No matter what stage you are in your career, you need to dress to impress whenever you’re granted an interview. That might mean something different depending on your career status and the field you’re interviewing in, but the overarching point you should keep in mind when you select your attire is this: look like you care. Look like you put some thought into how you present yourself, because after all, if you don't care enough to look nice and together when you're on your best behavior, then why should a company think you will care enough to do your best on any random Tuesday after a few months into the job?
Here are some tips for how to make sure you’re making the right first impression on the hiring manager. Show them through what you’re wearing how perfect you would be for the job, no matter what that job is.
In the past, the basic rule was that if you had a job interview, you better either buy a suit or make sure yours was dry-cleaned and ready to go. But times have changed, and it's really okay to match your attire to the personality of the company.
For example, you don’t want to show up to a casual workplace in a suit and tie—you’ll look like you don't really understand the culture, and they won’t be able to picture you adequately within their company. Try instead to focus on making sure you look clean and professional, despite the more laid-back style. Dark, clean, and crisp denim always works, with tasteful (again, clean) sneakers or sandals or flats, and a tidy, well-fitting top. Don't bust out a concert t-shirt or anything, but a wrinkle-free polo works.
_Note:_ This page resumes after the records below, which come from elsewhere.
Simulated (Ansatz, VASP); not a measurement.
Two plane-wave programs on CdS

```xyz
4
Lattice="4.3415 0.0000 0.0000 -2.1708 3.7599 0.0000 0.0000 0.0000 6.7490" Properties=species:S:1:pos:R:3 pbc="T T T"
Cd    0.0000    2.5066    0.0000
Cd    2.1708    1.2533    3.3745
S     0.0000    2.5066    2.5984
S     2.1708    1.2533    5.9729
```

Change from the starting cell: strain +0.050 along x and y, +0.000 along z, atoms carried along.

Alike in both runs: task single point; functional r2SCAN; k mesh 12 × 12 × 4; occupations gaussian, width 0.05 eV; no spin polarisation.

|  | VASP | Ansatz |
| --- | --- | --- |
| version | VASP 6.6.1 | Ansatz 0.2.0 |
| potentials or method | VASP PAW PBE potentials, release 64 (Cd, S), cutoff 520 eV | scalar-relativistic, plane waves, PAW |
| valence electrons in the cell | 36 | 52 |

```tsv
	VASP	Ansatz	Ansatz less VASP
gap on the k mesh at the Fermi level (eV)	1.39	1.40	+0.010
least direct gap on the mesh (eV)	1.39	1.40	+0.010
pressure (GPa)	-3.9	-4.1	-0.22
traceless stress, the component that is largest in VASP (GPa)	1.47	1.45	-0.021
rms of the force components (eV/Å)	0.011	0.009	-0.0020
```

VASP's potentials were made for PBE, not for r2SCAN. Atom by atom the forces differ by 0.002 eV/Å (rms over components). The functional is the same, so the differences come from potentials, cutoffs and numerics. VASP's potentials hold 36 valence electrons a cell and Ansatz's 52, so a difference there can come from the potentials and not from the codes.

You’re still not going to need a suit and tie, but you might have to trade your nice top in for one with buttons. Avoid jeans and go with a casual dress (one with sleeves, please), a skirt, corduroys, or other slacks instead. Keep your shoes relaxed, but elegant—nothing you would wear to the gym, say. Maybe add a bit of a heel.
3. Executive Casual
You still don’t absolutely need a tie in this situation (but certainly no one would think it out of place), but a jacket or blazer is often called for. Definitely no jeans. Keep the skirts or slacks on the dressier side, and go with the more elegant shoes—pumps for the ladies; something leather for the men. Add a pop of color or pattern in your shirt that will jazz up the monotony of your suit separates.
4. Serious Business
Okay. Here come the suits. Gents, here come the ties. You can wear your more colorful suits, darker ones, or subtle patterns— bright colors are fine here. Just because you need to look professional doesn't mean you can't have a personality. Keep the tops crisp and well-tailored, the heels closed-toe, and legs covered with hosiery or tights.
5. Boardroom Big Shot
In the highest stakes situations, it’s best to go for the gold. Grey or navy suits for the men, with ties and white dress shirts. The highest quality accessories are needed here—as neat and unobtrusive as possible. Ladies, keep your skirt lengths two-fingers above the knee or longer and stick with black tights and shoes.
Remember to make sure you’re comfortable. And don’t make it look like you’re dressing up from Mommy and Daddy’s closet. Keep it simple, not too flashy, and you’ll do just fine. And, as always, dress for the job you want, not the one you have.